Jason Klaus wanted his family dead and he hired Joshua Frank to pull the trigger, a judge ruled Wednesday.
“I am satisfied beyond a reasonable doubt of the guilt of Jason Klaus and the guilt of Joshua Frank on all of the respective charges against them of first-degree murder,” said Red Deer Court of Queen’s Bench Justice Eric Macklin.
Neither Klaus nor Frank showed any emotion as they were found guilty of three counts each of first-degree murder for the killing of Klaus’ father and mother, Gordon and Sandra, and sister Monica on Dec. 8, 2013.
The family home, on a farm six km northeast of Castor, was burned to the ground to cover up the cold-blooded killings.
Macklin said Klaus, 42, did not kill his family but planned the murders along with Frank, 32.
“Further, he counselled, procured, solicited and incited and encouraged Mr. Frank to kill the victims,” he said in a standing room-only courtroom packed with more than 100 people.
Crown prosecutors established beyond any reasonable doubt that Frank willingly shot the Klauses, the family dog and burned down the home.
“He did this according to his planning and deliberation with Mr. Klaus. Mr. Frank knew exactly what Mr. Klaus expected of him and he carried out the murders in accordance with their plan.”
A first-degree murder conviction carries an automatic life sentence with no chance of parole for 25 years.
Crown prosecutors want the three murder charges to be served consecutively, which would mean neither man would be eligible for parole for 75 years.
Defence lawyers for Klaus and Frank oppose consecutive sentences and will make their arguments before the judge on Jan. 22.
Six victim impact statements have been submitted by the court. Relatives of the Klaus family delivered heart-breaking stories about how the deaths of the Klauses had affected them.
Gordon and Sandra’s niece Nicole Thomson said there are no words to describe her shattered heart.
“I will never be the same,” she said, fighting back tears. “Part of me will always live in a state of devastation because of what you have done.”
Klaus and Frank were arrested in August 2014 after being the subject of a four-month RCMP undercover Mr. Big operation. During that sting, both men confessed to their roles in the killings.
Macklin said he accepted that the admissions made to Mr. Big and another undercover police officer were true and he rejected their testimony from the six-week trial that wrapped up on Nov. 29.
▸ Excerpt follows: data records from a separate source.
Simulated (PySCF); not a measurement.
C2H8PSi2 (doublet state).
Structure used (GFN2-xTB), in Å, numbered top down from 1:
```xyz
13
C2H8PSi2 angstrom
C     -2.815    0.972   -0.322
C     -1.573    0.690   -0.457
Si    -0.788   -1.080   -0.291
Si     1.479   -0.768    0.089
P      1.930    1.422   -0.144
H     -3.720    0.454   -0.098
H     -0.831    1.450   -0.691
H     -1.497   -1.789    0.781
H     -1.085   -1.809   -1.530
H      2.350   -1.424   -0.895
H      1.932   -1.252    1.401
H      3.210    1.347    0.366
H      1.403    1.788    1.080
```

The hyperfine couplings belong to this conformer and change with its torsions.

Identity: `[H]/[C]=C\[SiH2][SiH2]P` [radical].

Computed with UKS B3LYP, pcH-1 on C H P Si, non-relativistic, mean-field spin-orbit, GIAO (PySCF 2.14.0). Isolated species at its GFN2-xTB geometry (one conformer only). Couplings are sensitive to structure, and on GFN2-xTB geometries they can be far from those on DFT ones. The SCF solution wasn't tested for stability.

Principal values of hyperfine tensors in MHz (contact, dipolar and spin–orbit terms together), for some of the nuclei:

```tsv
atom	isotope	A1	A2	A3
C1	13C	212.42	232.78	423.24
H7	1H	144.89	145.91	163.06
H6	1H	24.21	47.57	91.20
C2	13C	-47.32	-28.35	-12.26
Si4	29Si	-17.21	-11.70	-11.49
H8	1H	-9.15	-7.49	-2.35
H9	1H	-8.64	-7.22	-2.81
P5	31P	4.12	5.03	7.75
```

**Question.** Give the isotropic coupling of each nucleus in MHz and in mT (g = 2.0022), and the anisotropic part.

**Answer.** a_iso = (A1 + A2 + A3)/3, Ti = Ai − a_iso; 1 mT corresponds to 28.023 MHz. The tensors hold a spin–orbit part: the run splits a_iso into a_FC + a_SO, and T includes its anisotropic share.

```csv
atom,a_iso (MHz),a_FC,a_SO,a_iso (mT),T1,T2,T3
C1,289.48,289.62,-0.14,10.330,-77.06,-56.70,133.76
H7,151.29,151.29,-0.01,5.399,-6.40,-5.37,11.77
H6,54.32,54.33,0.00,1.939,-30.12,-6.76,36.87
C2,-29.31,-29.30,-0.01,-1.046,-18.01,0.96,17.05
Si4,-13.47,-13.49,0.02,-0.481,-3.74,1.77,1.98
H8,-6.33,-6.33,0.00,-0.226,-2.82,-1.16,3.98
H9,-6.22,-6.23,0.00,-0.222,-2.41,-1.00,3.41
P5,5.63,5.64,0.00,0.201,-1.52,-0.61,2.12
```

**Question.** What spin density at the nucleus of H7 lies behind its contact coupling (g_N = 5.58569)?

The judge said he did not believe Klaus’s testimony when it was different than his confessions during the Mr. Big operation.
“It is clear that he has lied many times to many different people,” he said. “His testimony was replete with inconsistencies and improbabilities, if not absurdities.”
As for Frank, the judge noted the accused acknowledged he is an “inveterate and habitual liar.
“His testimony was incapable of belief and I do not believe his evidence.”
The judge rejected the men’s testimony that the other committed the crime and fear of each other prevented them from going to the police.
Macklin said Klaus had been forging cheques in his father’s name and feared losing his inheritance and future security if found out. Other evidence suggested he was fed up living under his father’s thumb.
“It is reasonable to infer from the evidence that he thought the deaths of his family members would resolve some of his immediate problems and set a different course for his future.”
Outside court, Crown prosecutor Douglas Taylor called the murders a “despicable crime.”
He praised the RCMP investigators for bringing the two men to justice.
“They left no stone unturned. They did exactly what they told Jason Klaus they were going to do. They were going to make this a front-burner investigation and that it was their top priority — and that they did.
“So we take our hats off to the Mounties for doing an exceptional job.”
Taylor opened his comments by offering condolences to the friends and relatives of the Klauses. It was “gut wrenching” to hear the victim impact statements, he said.
“They’re devastated by this. Can you imagine, what they went through as the investigation unfolded what they had to face. That’s unimaginable.”
Klaus’s lawyer, Allan Fay, said given that his client has been convicted of three murders that he contends he was not involved in “understandably he’s quite upset.”
Tonii Roulston, who represented Joshua Frank, said her client is “shocked. It’s a bit surreal for him at this time.”